Get Out My Damned Plane
The grind has appeared to have started.
I’ve been cranking out a lot of copy and graphic material at a much faster speed than I’m used to, but not nearly as quickly as will be necessary. I’m not really sweating it.
Perhaps it should be a worry, but there are tunes and my nightly glass of whiskey, tonight a blend of Evan Williams Honey and Celtic Honey.
There are times in life where you realize that the only way through something is to honestly go right through it.
In 1990, I decided that joining the US Army on active duty would be a good idea. I’d initially enlisted in the Reserves because of a girl. I thought that if I went the military route, I would immediately have housing, pay, and we could get a head start on our life of love. It sounded good in my head.
My thrash metal garage band wasn’t going anywhere.
Fast forward a few years, and after too many nights cleaning a chicken fryer, I realized I needed to try something new. I talked to the professional bullshitter at the recruitment office.
“What do you want to do?” he asked.
“I want to travel, drink, get laid repeatedly, and walk out with a college degree.”
“You want Germany,” he answered. And so I did. I read all sorts of things about it. I got hyped.
I got a call.
“You need to come back down to MEPS (the processing station) for new orders. We’ve canceled your overseas station.”

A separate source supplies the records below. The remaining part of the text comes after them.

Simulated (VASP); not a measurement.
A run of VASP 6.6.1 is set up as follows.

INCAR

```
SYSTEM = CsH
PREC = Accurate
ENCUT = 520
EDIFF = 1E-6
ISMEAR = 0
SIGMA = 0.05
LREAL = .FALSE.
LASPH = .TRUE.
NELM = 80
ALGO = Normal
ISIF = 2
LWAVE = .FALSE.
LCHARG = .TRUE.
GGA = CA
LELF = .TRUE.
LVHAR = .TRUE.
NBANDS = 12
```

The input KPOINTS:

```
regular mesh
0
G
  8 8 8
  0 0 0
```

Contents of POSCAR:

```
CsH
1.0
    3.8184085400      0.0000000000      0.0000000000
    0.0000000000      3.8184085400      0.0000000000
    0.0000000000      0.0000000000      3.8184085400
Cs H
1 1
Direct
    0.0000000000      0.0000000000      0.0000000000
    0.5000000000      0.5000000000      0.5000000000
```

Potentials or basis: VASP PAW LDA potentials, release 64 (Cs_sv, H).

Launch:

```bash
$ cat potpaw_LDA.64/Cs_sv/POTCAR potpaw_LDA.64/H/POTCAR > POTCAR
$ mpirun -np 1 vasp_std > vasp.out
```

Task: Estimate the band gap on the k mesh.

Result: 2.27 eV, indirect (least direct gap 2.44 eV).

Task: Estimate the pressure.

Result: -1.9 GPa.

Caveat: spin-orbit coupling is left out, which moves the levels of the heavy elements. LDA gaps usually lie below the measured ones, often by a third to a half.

I was assigned to the 82d Airborne Division in Fort Bragg, North Carolina, not to spoil at least four other good stories. I knew about them because I was obsessed at the time with Leonard B. Scott and the Charlie Mike novels. Sure, only one had the title, but I was reading them all.
“You’re not good enough to be in the 82d Airborne,” my father told me. And I had no desire to jump from a perfectly good airplane.
Guess precisely how many fucks the Army gave?
Hint: Less than one.
That was how I ended up at US Army Parachute Training School. I was assigned to Delta Rock (D Company) unit, and they leaned in hard on you. This is where we get to the pertinent part of the story.
In Airborne School, you are not allowed to fall out of the formation. Three times and you’re expelled from the course. I only run if I’m chased. You can guess how this was going for me. I slipped back once, and the Black Hat leaned, got close, and said, “If you fall out of position again, I have to pull you out. Keep up, dammit. We need you! Blank your mind, and don’t let your body tell you what to do. You tell it what to do!”
I didn’t fall out again. I learned autopilot that day. Of course, they didn’t need me; two-thirds of our group either quit or got put out by the time I graduated.
I was deployed. Got a neat little combat patch and everything. Awesome maroon beret and the lifelong gift to despise legs. If you know, you know. More stories after 9/11. Fun to be had by everyone.
I learned to push through things that sometimes I shouldn’t. When I said I’d had five heart attacks and a stroke, I wasn’t joking or bullshitting. I had three cardiacs and then hiked the Appalachian Trail. Two more since. The stroke was the last thing, and I went in to work the next day. I am not saying that was a brilliant move on my part, just that it was what happened. Half of my face drooped, and I was drooling out of it. I had a hard time talking to anyone on the phone that day. No one caught on. I did get work done, but nothing on the level I was used to, which frustrated me.
It wasn’t until my boss got a call to make sure I’d gotten on the bus to come home that they noticed anything.
“Did he get on the bus okay? Is he alright?”
“Uh, yes. He’s fine.”
“Are you sure? He had a stroke last night. I tried to make him stay home, but he insisted on coming to work.”
That did not go over well. I got a rightfully deserved chewing and three days off.
My point in this being that sometimes you don’t know when it’s okay to stop. Other times, you stop when you need to be grinding with the best of them instead of playing the wuss card. Are you dead yet? But did it kill you?
Embrace the suck.
With the writing, I have so much to get done. So many novels, stories, all the stuff that I should have been working on many moons ago. I write nothing that lacks a piece of history I have lived or witnessed firsthand. The stack of things yet to write is so damned high.
Right now, I have switched to a glass of Mountain Dew Melon with Ocean Vodka.
Time to write on the novel before I sleep.